Indigenous exports on growth trajectory


30 Sep 2005

Despite evidence from the Central Statistics Office (CSO) that suggests a sharp fall in exports this year, Enterprise Ireland (EI) chief executive Frank Ryan said yesterday that indigenous industry in recent years reversed its export declines and this year could outperform the overall export growth rate in the Irish economy.

Speaking at an EI and Investnet Informatics Technology Commercialisation Showcase at the RDS yesterday, Ryan said indigenous industry is positioned for strong growth this year.

He said exports in 2004 were up 5.8pc from 0.81pc in 2003. “The good news is that for the past six months this growth rate is continuing to hold.

“The CSO in August had a lot to say – particularly that gross domestic product was 2.4pc in the first quarter of this year. Indigenous industry, however, will outperform that growth rate in the Irish economy,” Ryan told the assembly of academics, start-ups companies and financiers.

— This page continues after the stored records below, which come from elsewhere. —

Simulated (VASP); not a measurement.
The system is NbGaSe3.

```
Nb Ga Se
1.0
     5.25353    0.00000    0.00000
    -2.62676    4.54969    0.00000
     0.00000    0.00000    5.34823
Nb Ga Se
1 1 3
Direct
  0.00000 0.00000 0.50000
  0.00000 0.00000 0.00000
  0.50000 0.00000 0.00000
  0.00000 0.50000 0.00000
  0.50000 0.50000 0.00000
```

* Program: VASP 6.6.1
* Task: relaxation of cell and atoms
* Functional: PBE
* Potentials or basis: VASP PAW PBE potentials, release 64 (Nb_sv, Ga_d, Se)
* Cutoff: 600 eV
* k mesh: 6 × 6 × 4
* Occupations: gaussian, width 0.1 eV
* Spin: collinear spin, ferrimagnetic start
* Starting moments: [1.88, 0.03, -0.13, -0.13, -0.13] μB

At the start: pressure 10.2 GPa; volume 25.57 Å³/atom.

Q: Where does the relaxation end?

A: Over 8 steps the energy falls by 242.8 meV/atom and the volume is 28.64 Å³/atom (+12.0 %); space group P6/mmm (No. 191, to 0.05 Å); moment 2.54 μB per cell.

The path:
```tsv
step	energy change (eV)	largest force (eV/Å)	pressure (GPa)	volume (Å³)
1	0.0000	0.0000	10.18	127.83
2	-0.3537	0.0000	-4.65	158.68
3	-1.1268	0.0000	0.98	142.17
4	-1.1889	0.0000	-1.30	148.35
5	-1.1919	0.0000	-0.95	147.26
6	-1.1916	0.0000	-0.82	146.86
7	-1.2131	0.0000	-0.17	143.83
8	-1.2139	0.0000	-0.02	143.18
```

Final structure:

Focusing on high-potential start-ups and the need to enable third-level institutions to turn research into high-revenue businesses across a variety of sectors, Ryan said EI has supported more than 500 start-up companies over the past five years. “Between them, these companies employ 7,000 people and have revenues of €1.2bn a year. Today Ireland and Israel are considered the best in the world at starting up companies and I foresee that continuing going forward. There is an increasing stream of high-potential companies emerging from the universities. “We are unashamedly in the commercialisation business,” he told his audience.

Ryan said in 2004, more than €80m in financial support was given to indigenous companies. “Over the next five years we will see €400m invested. Looking back on 2004, some 50pc of that funding went into in-company research. Some €15m of that went into third-level research that provided commercialisation results.

Ryan said his strategic plan is to see indigenous companies spend €100k per annum on research and development (R&D) and an increase in the number of SMEs deriving revenues in excess of €2m a year.

“Things don’t happen overnight and we need to re-hone and re-focus our R&D investment programme. On average it takes two to three years for research to be conclusive. We need to establish a pipeline of leading research that can be commercialised over the next few years. Technologies don’t make things happen, people do,” Ryan said.